Introduction to results
Tech Mahindra recently announced its results for the third quarter and nine-months ended December 2006. For 3QFY07, while revenues grew by 10% QoQ, net profits were up 17% QoQ. Higher net profit growth was on the back of expansion in operating margins, which was powered by change in business mix and reduction in personnel and other expenses. But for the effect of appreciation of the Indian rupee against the US dollar, the growth in topline and expansion in operating margins would have been higher.

Consolidated financial performance: A snapshot…
(Rs m) 2QFY07 3QFY07 Change 9mFY06 9mFY07 Change
Sales 6,977 7,698 10.3% 8,215 20,546 150.1%
Expenditure 5,207 5,625 8.0% 6,516 15,398 136.3%
Operating profit (EBDIT) 1,770 2,073 17.1% 1,699 5,148 203.0%
Operating profit margin (%) 25.4% 26.9%   20.7% 25.1%  
Other income (57) (32)   213 (77) -136.2%
Depreciation 113 137 21.2% 287 357 24.4%
Interest - 12   - 12  
Profit before tax 1,600 1,892 18.3% 1,625 4,702 189.4%
Tax 169 224 32.5% 162 537  
Profit after tax/(loss) 1,431 1,668 16.6% 1,463 4,165 184.7%
Excess provision for tax written back 339 -   - 339  
Profit after tax/(loss)(after tax provision) 1,770 1,668   1,463 4,504  
Net profit margin (%) 20.5% 21.7%   17.8% 20.3%  
No. of shares (m)         116.2  
Diluted earnings per share (Rs)*         43.5  
P/E ratio (x)*         40.4  
* On a trailing 12-month basis

What is the company's business?
Tech Mahindra (TM) is a mid-size Indian IT services company providing software solutions to the global telecommunication industry. The company was incorporated in 1986 as Mahindra-British Telecom Limited, and subsequently, in February 2006, was re-christened as Tech Mahindra Limited. The company was formed as a joint venture between Mahindra & Mahindra (M&M), India's leading tractor and utility vehicle manufacturer, and British Telecommunications Plc., a leading global telecom services company. The company provides services like application development and maintenance (ADM), solution integration, product engineering and lifecycle management, testing, consulting and managed services to global telecom companies. The company's major focus areas are telecom service providers (TSPs) and telecom equipment manufacturers (TEMs). British Telecommunications (BT) is TM's largest client and has a long-standing relationship of nearly 18 years with the company. TM serves clients in over 40 countries, in geographies such as the UK, continental Europe, North America and the Asia-Pacific region. The company has grown its revenues and profits at compounded rates of 23% and 13% respectively between FY02 and FY06.

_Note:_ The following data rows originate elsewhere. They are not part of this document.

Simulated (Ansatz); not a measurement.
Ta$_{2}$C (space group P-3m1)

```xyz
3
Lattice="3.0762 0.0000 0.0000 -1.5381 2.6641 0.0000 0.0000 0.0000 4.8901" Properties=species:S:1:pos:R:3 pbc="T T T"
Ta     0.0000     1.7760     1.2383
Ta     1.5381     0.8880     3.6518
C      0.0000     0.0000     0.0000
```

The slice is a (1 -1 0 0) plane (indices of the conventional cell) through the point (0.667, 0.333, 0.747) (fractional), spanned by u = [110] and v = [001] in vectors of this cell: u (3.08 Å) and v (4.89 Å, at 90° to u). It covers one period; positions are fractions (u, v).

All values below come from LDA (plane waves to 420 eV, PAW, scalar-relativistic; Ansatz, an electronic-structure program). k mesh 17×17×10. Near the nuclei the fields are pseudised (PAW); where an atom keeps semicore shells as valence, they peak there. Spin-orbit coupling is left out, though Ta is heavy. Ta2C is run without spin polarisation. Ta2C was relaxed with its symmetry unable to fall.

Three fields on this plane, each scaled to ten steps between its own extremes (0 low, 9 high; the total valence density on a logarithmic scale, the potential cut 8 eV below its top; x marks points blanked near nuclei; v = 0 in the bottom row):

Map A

What has driven performance in 3QFY07?
TSPs led the way: The strong sequential growth in Tech Mahindra's topline during 3QFY07 was largely due to robust performance from the company's TSP business (96% of total revenues), which grew sales by 10% QoQ. In this business, Tech Mahindra is associated with building and maintaining the network of Hutch in Indonesia and also performing similar tasks with the Caribbean major, Digicel. On the TEM front, revenues grew by 59% QoQ, though on a lower base in 2QFY07. Considering the growth in the telecom sector in India, these two verticals are likely to rake in strong growth in the future. The company started its BPO service offering during the quarter. As of the quarter end, it had more than 1,500 people delivering BPO services for various clients.

Segment-wise details (Standalone)
Revenues (Rs m) 2QFY07 % share 3QFY07 % share Change
Telecom Service Provider (TSP) 6,140 95.7% 6,772 94.5% 10.3%
Telecom Equipment Manufacturer (TEM) 110 1.7% 175 2.4% 59.1%
BPO Services - 0.0% 39 0.5%  
Others 164 2.6% 183 2.6% 11.6%
Total 6,414   7,169   11.8%
PBIT (Rs m) 2QFY07 PBIT margins 3QFY07 PBIT margins Change
Telecom Service Provider 2,486 40.5% 2,630 38.8% 5.8%
Telecom Equipment Manufacturer 26 23.6% 57 32.6% 119.2%
BPO Services -   (16) -41.0%  
Others 43 26.2% 81 44.3% 88.4%
Total 2,555 39.8% 2,752 38.4% 7.7%

Notably, the company had recently won one of the largest deals in the history of the Indian IT industry, when it signed a 5-year US$ 1 bn deal to support British Telecom's (BT) growth of managed services to business customers globally. The revenue generation from this deal is in addition to the existing services that the company already provides to BT where it fulfills the latter's internal IT needs. BT still contributes to around 65% of TM's total revenues.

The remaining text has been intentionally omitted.